TV Azteca Sells Milk During Telenovela Plots: Corporate MexicoPatricia Laya
A teary, blonde woman sits alone at her kitchen table. In a matter of days, she’s been left fatherless and buried in debt. A handsome man offers her milk, though not just any milk, Lala milk from Grupo Lala SAB.
This is a scene from one of TV Azteca SAB’s newest prime-time telenovelas, “Las Bravo.” Mexico’s second-biggest broadcaster is taking advantage of hits that reach an average of 65 million viewers a week to encourage marketers to pay for their products to appear or be featured in soap operas and reality-television shows.
“If you sell soap, shampoo, soda, beer, and cars with mass appeal, then obviously you’re going to want TV as an important marketing medium,” TV Azteca Chief Executive Officer Mario San Roman said in an interview last week at his office in Mexico City. “And if we fit those into our plots people are going to remember them.”
Product placement in TV shows allows Azteca to make additional money without adding time for commercials and helps a brand reach viewers who are increasingly skipping advertisements with digital video recorders. The Mexico City-based company depends on advertising for 91 percent of its sales, and that revenue stream is under threat as new national broadcast networks are created this year.
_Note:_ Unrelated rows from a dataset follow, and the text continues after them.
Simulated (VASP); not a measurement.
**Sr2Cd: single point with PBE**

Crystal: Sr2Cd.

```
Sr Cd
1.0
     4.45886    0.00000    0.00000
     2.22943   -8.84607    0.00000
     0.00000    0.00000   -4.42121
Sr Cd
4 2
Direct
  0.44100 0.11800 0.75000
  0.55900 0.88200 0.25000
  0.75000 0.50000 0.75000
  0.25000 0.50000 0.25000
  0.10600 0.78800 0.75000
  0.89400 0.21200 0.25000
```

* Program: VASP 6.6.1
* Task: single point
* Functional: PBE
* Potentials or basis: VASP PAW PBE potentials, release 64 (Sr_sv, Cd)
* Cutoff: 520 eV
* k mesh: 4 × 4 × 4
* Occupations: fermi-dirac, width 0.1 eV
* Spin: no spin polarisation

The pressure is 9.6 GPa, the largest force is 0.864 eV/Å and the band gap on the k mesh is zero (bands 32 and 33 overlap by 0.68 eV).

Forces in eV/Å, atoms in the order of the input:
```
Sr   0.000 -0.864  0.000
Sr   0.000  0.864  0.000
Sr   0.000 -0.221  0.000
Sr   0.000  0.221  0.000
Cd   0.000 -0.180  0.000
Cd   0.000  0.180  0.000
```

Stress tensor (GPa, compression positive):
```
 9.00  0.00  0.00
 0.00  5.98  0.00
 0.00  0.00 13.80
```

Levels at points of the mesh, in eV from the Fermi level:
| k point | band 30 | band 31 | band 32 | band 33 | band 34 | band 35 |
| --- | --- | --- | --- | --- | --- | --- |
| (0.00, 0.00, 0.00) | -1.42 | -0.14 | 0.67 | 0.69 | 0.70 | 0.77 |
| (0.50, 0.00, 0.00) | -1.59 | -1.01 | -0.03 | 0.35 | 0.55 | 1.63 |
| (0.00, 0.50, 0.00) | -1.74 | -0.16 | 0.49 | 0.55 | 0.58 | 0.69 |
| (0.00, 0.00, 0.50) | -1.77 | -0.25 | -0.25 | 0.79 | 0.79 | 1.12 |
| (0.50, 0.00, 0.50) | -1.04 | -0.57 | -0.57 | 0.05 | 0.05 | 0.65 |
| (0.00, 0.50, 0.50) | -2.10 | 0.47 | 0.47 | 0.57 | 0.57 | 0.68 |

Billionaire Ricardo Salinas purchased state-owned broadcaster Azteca in 1993 to compete with Grupo Televisa SAB, and the network now reaches three out of 10 Mexican TV viewers. Both broadcasters will soon face more competition as Mexico’s regulator accelerates plan to auction off two new broadcast networks by March, part of President Enrique Pena Nieto’s push to increase competition in the highly concentrated industry.
Azteca’s shares have fallen 25 percent in the last year. Televisa has gained 26 percent in the same period.
To help bolster its performance, Azteca is working to integrate marketing messages into its programming and even help sell those goods and services directly to viewers.
Salinas also controls Totalplay, which uses fiber optics to deliver Internet, pay-TV and landline phone service. San Roman said that Totalplay will soon allow viewers watching Azteca to click on their TV screens to know more about the products featured in shows, without disrupting their programming. Totalplay has more than 130,000 users and plans to reach more than 7.5 million households in the next five years.
Telenovelas are ripe for product placement because the dramas have been such an intrinsic part of Mexico’s popular culture for decades. And Azteca can charge more to integrate a brand into a show’s plot than it can for regular ad space, San Roman said.
“Nowadays advertisers have a larger variety of ways to invest money and be more efficient with their investments,” San Roman said. “By being part of the show’s content you make the product relevant.”
A Lala press official didn’t respond to requests for comment.
The goal is to work with companies from the script’s inception and have complete soap operas sponsored by products, such as Azteca’s “Let life ruffle your hair,” San Roman said. The mini series about four friends is based around a hair salon and sponsored by Unilever’s hair products. Azteca produced about 20,000 hours of content last year and is in talks to produce and export content for U.S. broadcasters, he said.
About 57 percent of product placement on TV in Mexico is shown through Azteca’s channels, with the other 43 percent on Televisa’s networks, according to a study from Mexico’s largest university, UNAM, which evaluated broadcasts between 2006 and 2012. More than half, or almost 37 billion pesos ($2.5 billion), of the country’s annual advertising budget is dedicated to over-the-air channels, according to the Mexican chamber of the communications industry.
“Soap operas are still a big part of Mexico’s TV consumption,” said Julio Juarez, a communications and media researcher at UNAM. “It’s magnified here because of the few options viewers have. You basically have two chains managing the majority of the over-the-air TV offer.”
Broadcasters have realized product-placement is a profitable business because they can increase ad sales without registering that TV time as an advertisement, Juarez said.
According to existing laws, broadcasters can only dedicate 18 percent of total transmission time, or about 11 minutes an hour, to advertising. Time spent marketing a product inside a channel’s show doesn’t count toward this total.
In another scene of “Las Bravo,” which tells the story of a mother who chooses to run a male strip club with her three daughters after her husband dies, they discuss the benefits of Lala milk as they fill their children’s glasses: higher immune-system defenses and stronger teeth.